Criteria for selecting ball bearings or
sleeve bearings in centrifugal pumps
Centrifugal pumps are usually built with either ball-and-ball bearings, or ball-and-
sleeve bearings. The term ball-and-ball means that both axial thrust and radial
thrust bearings are made of ball bearings; ball-and-sleeve means that axial thrust
bearing is made of ball bearing and radial thrust bearings are made of sleeve
Two questions that are frequently asked are: What design criteria are used in
selecting the type of bearings to use, and what are the advantages and
disadvantages of ball bearings over sleeve bearings, and vice-versa?
Axial and radial thrust loads
Typically, general-purpose centrifugal pumps and those that are in low-energy
service are built with ball bearings to carry both axial and radial thrust loads
(ball/ball design). Specialized pumps and those in high-energy service are built
with ball bearings to carry axial thrust load and sleeve bearings to carry radial
thrust loads (ball/sleeve design).
Axial thrust loads are thrusts acting in axial direction or parallel to the pump shaft;
radial thrust loads are thrust acting in radial direction or perpendicular to the shaft.
The principal sources of pump thrusts are hydraulic thrust and static thrust due to
the weight of the pump rotor. Manufacturing defects (such as excessive residual
unbalance) and flaws in assembly (such as misalignment) are also contributors.
Ball bearings are inexpensive, have different thrust load capacities to suit various
applications, and are readily available in most cases. Ball bearings are also
referred to as anti-friction bearings because they have very low friction loss.

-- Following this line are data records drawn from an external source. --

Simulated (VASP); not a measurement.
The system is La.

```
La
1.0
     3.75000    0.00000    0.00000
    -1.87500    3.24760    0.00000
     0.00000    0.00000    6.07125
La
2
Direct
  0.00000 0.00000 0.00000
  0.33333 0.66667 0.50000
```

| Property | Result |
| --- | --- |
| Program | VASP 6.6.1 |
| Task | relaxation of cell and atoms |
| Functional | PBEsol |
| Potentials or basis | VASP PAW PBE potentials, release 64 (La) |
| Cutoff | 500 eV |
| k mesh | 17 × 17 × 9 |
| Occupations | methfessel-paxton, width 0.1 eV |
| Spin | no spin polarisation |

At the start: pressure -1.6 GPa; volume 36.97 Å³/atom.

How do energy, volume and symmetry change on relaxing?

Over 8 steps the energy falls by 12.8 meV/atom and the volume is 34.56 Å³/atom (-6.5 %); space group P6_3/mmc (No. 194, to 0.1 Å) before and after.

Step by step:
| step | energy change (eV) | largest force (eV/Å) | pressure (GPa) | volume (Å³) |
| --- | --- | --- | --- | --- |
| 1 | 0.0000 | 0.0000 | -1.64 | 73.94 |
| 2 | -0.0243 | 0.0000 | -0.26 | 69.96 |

Advantages of ball bearings
Ball bearings generate less heat and require simple lubrication – by oil ring, oil
mist, or oil bath method. They have narrow width and fit in narrow bearing housing
thereby making the shaft bearing span shorter resulting in less shaft deflection.
Depending on its type, a ball bearing can carry both radial and thrust loads. Two,
or more, bearings can be stacked in series to increase their thrust load carrying
Disadvantages of ball bearings
The disadvantages of ball bearings are that they have limited thrust capacity and
operating speed. Ball radial bearings are seldom used in centrifugal pumps
running above 3600 RPM. They have more moving parts – balls, cage, and inner
raceway – and are therefore likely to fail sooner and more frequently than sleeve
bearings, although ball bearings are typically sized and selected to provide an L10
bearing life of at least 25,000 operating hours under rated conditions. Defects in,
or failures of, bearing balls, cage, inner raceway, or outer raceway can result in
high and destructive pump vibration.
As the name implies, sleeve bearings are bearings that are shaped like a shaft
sleeve and are primarily used as radial bearings. They are the preferred bearing
type in high DN factor, in high energy density pump service, or where the pump
speed exceeds 3560 revolutions per minute (RPM).
DN factor is defined as the product of pump RPM multiplied by the bearing size in
millimeters. A DN factor in excess of 500,000 is considered a high DN factor.
High energy density service may be defined as an application where the product
of the rated horsepower and pump speed in RPM exceeds 5,400,000.
API Standard 610 (9th edition) and ISO Standard 13709 require that radial sleeve
bearings be used in high DN factor, or high energy density applications.
Advantages of sleeve bearings
Sleeve bearings, also referred to as journal bearings, are virtually unlimited in
their radial thrust capacity, unlike ball bearings, and they are suitable in moderate
to high speed applications. They provide better stiffness than ball bearings. Worn
bearings can be re-babitted and re-used. Because they are split in halves they are
easier to inspect or replaced.
Disadvantages of sleeve bearings
Sleeve bearings are more expensive than ball bearings. They have no axial thrust
load carrying capability and, therefore, have to be used in conjunction with another
axial thrust bearing - either a ball type, or tilting-pad type.
Sleeve bearings are not recommended in very low speed application because the
oil rings that are typically used in lubricating them become less effective. Because
sleeve bearings are wider compared to ball bearings, they have higher friction
loss, generate more heat, and require more lubrication.
F: ball and sleeve bearings
Photos show a typical ball bearing or anti-friction bearing (left), and a split sleeve
bearing or journal bearing (right). Ball bearings can carry both axial and radial
thrust loads. Sleeve bearings can carry higher radial thrust loads but have no axial
thrust carrying capacity.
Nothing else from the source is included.